Research and Special Programs Administration (RSPA), DOT.

ACTION:

Direct final rule.

SUMMARY:

In the Federal Register of September 15, 2003, RSPA published a final rule concerning the operation and capacity of existing pressure limiting and regulating stations on gas pipelines. The rule inadvertently established a pressure limit that could require a reduction in the operating pressure of some pipelines and be impracticable for others to meet. This direct final rule establishes an appropriate pressure limit to avoid these unintended results.

DATES:

This direct final rule goes into effect September 14, 2004. If RSPA does not receive any adverse comment or notice of intent to file an adverse comment by July 16, 2004, it will publish a confirmation document within 15 days after the close of the comment period. The confirmation document will announce that this direct final rule will go into effect on the date stated above or at least 30 days after the document is published, whichever is later. If RSPA receives an adverse comment, it will publish a timely notice to confirm that fact and withdraw this direct final rule. RSPA may then incorporate changes based on the adverse comment into a subsequent direct final rule or may publish a notice of proposed rulemaking.
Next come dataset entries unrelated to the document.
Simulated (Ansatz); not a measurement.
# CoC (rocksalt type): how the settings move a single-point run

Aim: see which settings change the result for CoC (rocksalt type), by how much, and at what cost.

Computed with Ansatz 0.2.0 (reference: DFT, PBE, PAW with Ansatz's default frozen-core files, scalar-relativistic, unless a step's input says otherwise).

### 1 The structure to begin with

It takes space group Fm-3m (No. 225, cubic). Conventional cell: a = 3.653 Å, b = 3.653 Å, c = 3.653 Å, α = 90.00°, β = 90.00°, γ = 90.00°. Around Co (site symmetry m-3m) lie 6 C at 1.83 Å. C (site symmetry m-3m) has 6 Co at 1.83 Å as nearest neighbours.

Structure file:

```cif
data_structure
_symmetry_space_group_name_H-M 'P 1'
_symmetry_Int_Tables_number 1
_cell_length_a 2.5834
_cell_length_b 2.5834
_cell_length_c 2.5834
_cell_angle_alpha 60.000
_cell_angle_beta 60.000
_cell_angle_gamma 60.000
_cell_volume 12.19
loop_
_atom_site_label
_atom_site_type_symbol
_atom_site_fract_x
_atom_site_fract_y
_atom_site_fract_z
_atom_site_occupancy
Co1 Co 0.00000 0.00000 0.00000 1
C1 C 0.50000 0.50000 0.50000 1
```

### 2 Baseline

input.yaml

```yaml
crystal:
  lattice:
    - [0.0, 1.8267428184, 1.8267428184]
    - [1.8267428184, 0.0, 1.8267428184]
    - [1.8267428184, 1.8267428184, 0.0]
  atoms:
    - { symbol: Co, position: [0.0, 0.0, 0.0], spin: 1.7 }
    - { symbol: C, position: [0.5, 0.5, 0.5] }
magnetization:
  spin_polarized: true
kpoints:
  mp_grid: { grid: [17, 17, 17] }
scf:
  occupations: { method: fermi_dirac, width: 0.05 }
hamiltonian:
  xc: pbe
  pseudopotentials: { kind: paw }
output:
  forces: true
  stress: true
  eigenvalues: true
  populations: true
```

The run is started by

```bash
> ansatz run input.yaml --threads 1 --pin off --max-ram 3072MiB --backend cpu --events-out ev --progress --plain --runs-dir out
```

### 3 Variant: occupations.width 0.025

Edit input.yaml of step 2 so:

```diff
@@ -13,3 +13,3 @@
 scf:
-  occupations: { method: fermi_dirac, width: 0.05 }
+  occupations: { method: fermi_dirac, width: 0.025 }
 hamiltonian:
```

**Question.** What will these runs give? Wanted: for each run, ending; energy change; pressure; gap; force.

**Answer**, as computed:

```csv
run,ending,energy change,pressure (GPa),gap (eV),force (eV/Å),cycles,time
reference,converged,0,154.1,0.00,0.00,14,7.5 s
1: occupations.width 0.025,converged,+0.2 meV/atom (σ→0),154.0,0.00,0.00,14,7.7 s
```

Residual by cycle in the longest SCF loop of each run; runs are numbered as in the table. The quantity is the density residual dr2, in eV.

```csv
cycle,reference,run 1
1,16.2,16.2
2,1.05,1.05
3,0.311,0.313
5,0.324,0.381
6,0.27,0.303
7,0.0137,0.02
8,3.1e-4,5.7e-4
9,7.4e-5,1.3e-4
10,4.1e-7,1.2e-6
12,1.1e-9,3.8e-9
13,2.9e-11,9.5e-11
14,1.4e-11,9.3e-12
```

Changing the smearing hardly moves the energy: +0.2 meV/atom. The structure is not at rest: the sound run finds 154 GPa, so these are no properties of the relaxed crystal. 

An adverse comment is one which explains why the rule would be inappropriate, including a challenge to the rule's underlying premise or approach, or would be ineffective or unacceptable without a change. Comments that are frivolous or insubstantial will not be considered adverse under this procedure. A comment recommending a rule change in addition to the rule will not be considered an adverse comment, unless the commenter states why the rule would be ineffective without the additional change. (49 CFR 190.339(c))

ADDRESSES:

You may submit written comments directly to the dockets by any of the following methods:

  • Mail: Dockets Facility, U.S. Department of Transportation, Room PL-401, 400 Seventh Street, SW., 20590-0001. Anyone wanting confirmation of mailed comments must include a self-addressed stamped postcard.
  • Hand delivery or courier: Room PL-401, 400 Seventh Street, SW., Washington, DC. The Dockets Facility is open from 10 a.m. to 5 p.m., Monday through Friday, except Federal holidays.
  • Web site: Go to http://dms.dot.gov,, click on “Comment/Submissions” and follow instructions at the site.

All written comments should identify the gas or liquid docket number and notice number stated in the heading of this notice.

Docket access. For copies of this notice or other material in the dockets, you may contact the Dockets Facility by phone (202-366-9329) or visit the facility at the above street address. For Web access to the dockets to read and download filed material, go to http://dms.dot.gov/search. Then type in the last four digits of the gas or liquid docket number shown in the heading of this notice, and click on “Search.”

Privacy Act Information. Anyone can search the electronic form of all comments filed in any of our dockets by the name of the individual submitting the comment (or signing the comment, if submitted for an association, business, labor union, etc.). You may review DOT's complete Privacy Act Statement in the April 11, 2000, issue of the Federal Register (65 FR 19477) or go to http://dms.dot.gov.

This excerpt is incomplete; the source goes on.